CompressiveLearning.jl

A Julia package for compressive (aka sketched) learning, i.e. to perform efficiently large-scale learning tasks by compressing the whole dataset into a single small vector of generalized random moments. Currently supported learning tasks are clustering, PCA, and Gaussian modeling using Gaussian distributions with diagonal covariances.

Supported features

  • Sketching with: -- random/quantized/squared Fourier features -- Nyström features with uniform, approximate leverage score (ALS), and DPP sampling.
  • Generic CLOMPR function to solve the inverse problem (learn from the sketch) [5].
  • Practical implementation of CLOMPR for clustering (working well [6]) and GMM fitting (not extensively tested).
  • CL-AMP algorithm (for clustering with random features only) [3].
  • Various optimization routines for PCA.
  • Fast Transforms for high-dimensional settings [2] (at least for k-means/PCA).
  • Differentially-private sketching operators [4].

Installation

To install the package, run (] add CompressiveLearning from the Julia REPL).

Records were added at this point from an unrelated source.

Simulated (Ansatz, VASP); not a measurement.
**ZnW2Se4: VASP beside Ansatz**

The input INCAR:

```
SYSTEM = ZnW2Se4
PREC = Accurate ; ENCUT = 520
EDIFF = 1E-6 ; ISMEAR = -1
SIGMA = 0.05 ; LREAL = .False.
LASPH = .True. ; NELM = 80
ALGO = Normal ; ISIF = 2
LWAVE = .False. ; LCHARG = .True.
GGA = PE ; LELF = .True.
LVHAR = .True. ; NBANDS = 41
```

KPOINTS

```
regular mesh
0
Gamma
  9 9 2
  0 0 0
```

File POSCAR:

Some functionalities of the package rely on additional dependencies:

  • Nyström features with leverage score sampling relies on the BLESS python library (https://github.com/LCSL/bless). PyCall must be manually loaded, and the python dependencies sklearn and numpy installed for the python version used by PyCall. (BLESS itself is already included.)
  • Nyström features with DPP sampling requires PyCall and python dependencies dppy, sklearn and falkon (to install from https://github.com/FalkonML/falkon).

Usage

Main wrappers (see respective docstrings) are CKM, CPCA, CGMM. All of these methods support the keyword arguments of skops_pair, which allow to control usage of differential privacy, fast transforms, choice of the kernel etc. The most critical hyperparameter is the kernel_variance (which should ideally be chosen of the order of the squared minimum inter-cluster distance). Main algorithms to learn from the sketch: CLOMPR (continuous orthogonal matching pursuit, more stable) and CLAMP (approximate message passing, for clustering only, works with smaller sketch sizes but more unstable).

Documentation

Go to docs/ and run make.jl. The documentation will be generated in a build folder, which can e.g. be rendered using LiveServer as follows: using LiveServer; serve(dir="build").

Tests

Unit tests are contained in the test/runtests.jl file. The main file is runtests.jl, and tests relying on python dependencies are located in the test_with_deps.jl file.

Support

Please directly use the gitlab repository for support and pull requests.

Relevant publications

[1] Efficient and Privacy-Preserving Compressive Learning
    2020, PhD Thesis, Université de Rennes 1
    Antoine Chatalic

[2] Large-Scale High-Dimensional Clustering with Fast Sketching,
    2018, ICASSP
    A. Chatalic, R. Gribonval, N. Keriven

[3] Sketched Clustering via Hybrid Approximate Message Passing
    2019, IEEE Transactions on Signal Processing
    E. Byrne, A. Chatalic, R. Gribonval, P. Schniter

[4] Differentially Private Compressive K-Means
    2019, ICASSP.
    V. Schellekens, A. Chatalic, F. Houssiau, Y.-A. De Montjoye, L. Jacques, R. Gribonval

[5] Sketching for Large-Scale Learning of Mixture Models
    2017, Information and Inference: A Journal of the IMA
    N. Keriven, A. Bourrier, R. Gribonval, P. Pérez

[6] Compressive K-Means
    N. Keriven, N. Tremblay, Y. Traonmilin, R. Gribonval
    2017, ICASSP

TODOs

  • Set up documentation online